At this point, the film deviates from the screenplay. On the page, Karen does not threaten the fire as the act is implied. However, after a beat, the doll leaps to life. He struggles in her hands fighting to be free and twisting around like a handful of snakes. Then, Karen grabs the doll and reacts crying out almost in joy. It’s after this brief moment of perceived victory that Chucky whips his head around and opens his mouth barring a set of teeth like king size Chiclets. He bites her and she drops him. After, Chucky grins dancing around her and enjoying her pain.

In the film, much of this is excised. Instead of providing Karen with a sense of triumph and Chucky with an impish escape, what appears onscreen pays off the slow mounting tension of the past few minutes by fully committing to the perceived terror of the is-he or isn’t-he sentient doll. Chucky comes roaring to life after the threat of the fire, snarling horrifically, a dramatic shift from the banal, plastic thing he was moments ago. He spews vulgarity as he attempts to fight Karen off, spouting shocking obscenities which contrast uncomfortably with the tone the film had employed leading up to this point.

“You stupid bitch, you filthy slut! Oh I’ll teach you to fuck with me!”

The screenplay features a similar outburst, found when Chucky is dancing around Karen, but with more of a playful air. He does launch himself back onto Karen to attack, wrapping himself around her leg and dancing away again once he knocks her over. The film streamlines all of this into the same sequence of actions beginning with Karen walking over to the fire place. After screaming at her, the editing adopts a more frenetic approach. Lots of quick cuts and close up shots allow for flashes of swiping plastic fists and Chucky’s snarling face to appear realistically as he tries to defeat the woman holding him.

Karen falls, but Chucky does not dance away. His small mouth opens wide in a way that appears disturbingly stretched and distorted. He bites deep into Karen’s arm and she screams. The script engages in dark whimsy, a fantastical sense of cruel fun whereas the film focuses on raw, unflinching terror. Once Chucky comes to life, reveals himself for who he truly is, it’s kill or be killed.

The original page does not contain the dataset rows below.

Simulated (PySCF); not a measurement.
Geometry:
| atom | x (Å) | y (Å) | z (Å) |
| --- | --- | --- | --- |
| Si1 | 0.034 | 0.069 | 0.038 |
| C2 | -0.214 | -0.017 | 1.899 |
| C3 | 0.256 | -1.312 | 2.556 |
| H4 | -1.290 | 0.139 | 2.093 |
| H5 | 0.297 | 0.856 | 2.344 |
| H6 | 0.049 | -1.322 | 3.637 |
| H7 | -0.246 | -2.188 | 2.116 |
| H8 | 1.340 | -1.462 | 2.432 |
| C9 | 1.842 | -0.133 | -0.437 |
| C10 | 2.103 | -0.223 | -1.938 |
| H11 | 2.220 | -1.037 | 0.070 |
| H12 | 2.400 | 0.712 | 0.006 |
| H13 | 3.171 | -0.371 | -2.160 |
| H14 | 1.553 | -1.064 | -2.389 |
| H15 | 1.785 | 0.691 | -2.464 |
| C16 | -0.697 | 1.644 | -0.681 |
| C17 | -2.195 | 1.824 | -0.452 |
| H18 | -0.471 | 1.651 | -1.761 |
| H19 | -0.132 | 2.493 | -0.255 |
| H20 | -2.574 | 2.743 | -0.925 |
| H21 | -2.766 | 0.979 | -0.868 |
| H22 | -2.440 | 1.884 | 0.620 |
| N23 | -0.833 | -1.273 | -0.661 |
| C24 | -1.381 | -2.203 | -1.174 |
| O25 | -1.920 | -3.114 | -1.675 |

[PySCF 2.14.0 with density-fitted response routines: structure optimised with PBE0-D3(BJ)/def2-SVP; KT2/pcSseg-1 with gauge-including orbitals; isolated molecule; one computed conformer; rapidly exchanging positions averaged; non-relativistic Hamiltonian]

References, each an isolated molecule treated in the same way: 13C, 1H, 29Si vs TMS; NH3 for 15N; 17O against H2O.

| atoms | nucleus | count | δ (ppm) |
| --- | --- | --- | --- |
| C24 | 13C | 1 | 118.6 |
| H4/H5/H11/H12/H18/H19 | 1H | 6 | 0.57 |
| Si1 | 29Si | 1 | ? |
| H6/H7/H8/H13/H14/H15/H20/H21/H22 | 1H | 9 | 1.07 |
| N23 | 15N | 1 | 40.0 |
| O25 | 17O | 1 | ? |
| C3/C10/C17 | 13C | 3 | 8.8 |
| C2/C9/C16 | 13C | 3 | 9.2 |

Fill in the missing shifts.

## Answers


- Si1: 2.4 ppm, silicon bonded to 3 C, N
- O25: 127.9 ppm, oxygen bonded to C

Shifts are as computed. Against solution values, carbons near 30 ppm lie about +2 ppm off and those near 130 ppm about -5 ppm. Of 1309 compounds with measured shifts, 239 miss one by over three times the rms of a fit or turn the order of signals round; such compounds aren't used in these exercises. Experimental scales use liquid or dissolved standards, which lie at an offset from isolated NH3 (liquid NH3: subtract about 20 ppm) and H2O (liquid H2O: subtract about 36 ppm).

In the screenplay, the battle between them is elongated, Chucky saying that he’s “the Giver of Pain”. Karen responds by grabbing a fire poker and swiping at him, hitting the doll in the chest and knocking him across the room. He responds by bouncing back up and continuing his dance, giving a brief monologue that feels like it could gave been delivered by an uncharacteristically vulgar Bond villain:

Didn’t you know, bitch? I’m indestructible. Do you hear me? Indestructible. Nothing can kill me. Nothing! (a really evil glint coming into his buttony eyes) Which is more than I can say for your bratty little kid. He’s going to fry for what I did. Do you hear me? Fry!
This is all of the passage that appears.